The second preamble recites that Romandale and Kerbel are parties to the 2005 August Agreement under which Romandale agreed to sell to Kerbel its Remaining Interest “at such time as Romandale could exercise its buy-sell rights under the Buy-Sell Provisions of the [COAs]”.
The sixth preamble recites that Fram and Kerbel “have agreed to settlement so that the right of [Kerbel] to acquire Romandale’s Remaining Interest in the Lands pursuant to the [2005 August Agreement] may be exercised 60 days after [SPA] for the Lands is obtained”.
Paragraph 5 provides that “[i]t is the intention of [Fram and Kerbel] that the purchase and sale of Romandale’s Remaining Interest in the Lands pursuant to these Minutes of Settlement will take place after [SPA] for the Lands has been obtained”.
[157] Though Romandale was not a party to the final Settlement Agreement, its conduct in the fall of 2010 up to and including when Fram and Kerbel executed the Settlement Agreement demonstrates that it too held the Shared Assumptions, communicated that to Fram and Kerbel, and based its dealings with them on the Shared Assumptions.
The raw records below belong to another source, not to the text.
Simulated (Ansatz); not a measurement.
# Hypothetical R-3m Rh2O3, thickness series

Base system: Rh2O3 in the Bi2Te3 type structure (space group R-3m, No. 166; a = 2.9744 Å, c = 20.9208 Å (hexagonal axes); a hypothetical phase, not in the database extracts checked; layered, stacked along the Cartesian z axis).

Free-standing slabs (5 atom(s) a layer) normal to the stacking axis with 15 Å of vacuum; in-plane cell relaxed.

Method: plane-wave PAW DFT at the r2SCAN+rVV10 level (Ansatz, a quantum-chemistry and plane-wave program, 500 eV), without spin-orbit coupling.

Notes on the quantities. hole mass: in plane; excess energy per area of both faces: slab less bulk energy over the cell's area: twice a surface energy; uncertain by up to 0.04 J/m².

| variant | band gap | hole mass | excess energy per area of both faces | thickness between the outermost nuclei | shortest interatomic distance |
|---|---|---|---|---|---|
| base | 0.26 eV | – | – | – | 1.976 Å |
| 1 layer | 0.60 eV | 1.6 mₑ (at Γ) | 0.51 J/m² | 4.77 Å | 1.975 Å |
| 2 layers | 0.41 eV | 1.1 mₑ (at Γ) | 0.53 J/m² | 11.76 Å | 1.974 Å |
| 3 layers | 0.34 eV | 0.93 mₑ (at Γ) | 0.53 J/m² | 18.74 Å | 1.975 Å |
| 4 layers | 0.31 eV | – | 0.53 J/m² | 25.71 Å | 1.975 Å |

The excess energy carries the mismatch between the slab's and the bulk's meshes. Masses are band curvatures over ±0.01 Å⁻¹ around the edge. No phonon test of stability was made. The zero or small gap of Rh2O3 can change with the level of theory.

[158] It will be recalled that in September of 2010, the three parties came to an agreement in principle at the judicial mediation. Based on the agreement in principle, counsel for Fram prepared “very preliminary” draft minutes of settlement and sent the draft to counsel for Romandale under cover of a letter dated September 8, 2010. The preliminary draft was short; it consisted of four preambles and seven paragraphs. The fourth preamble and para. 6 of that draft reflect the Shared Assumptions.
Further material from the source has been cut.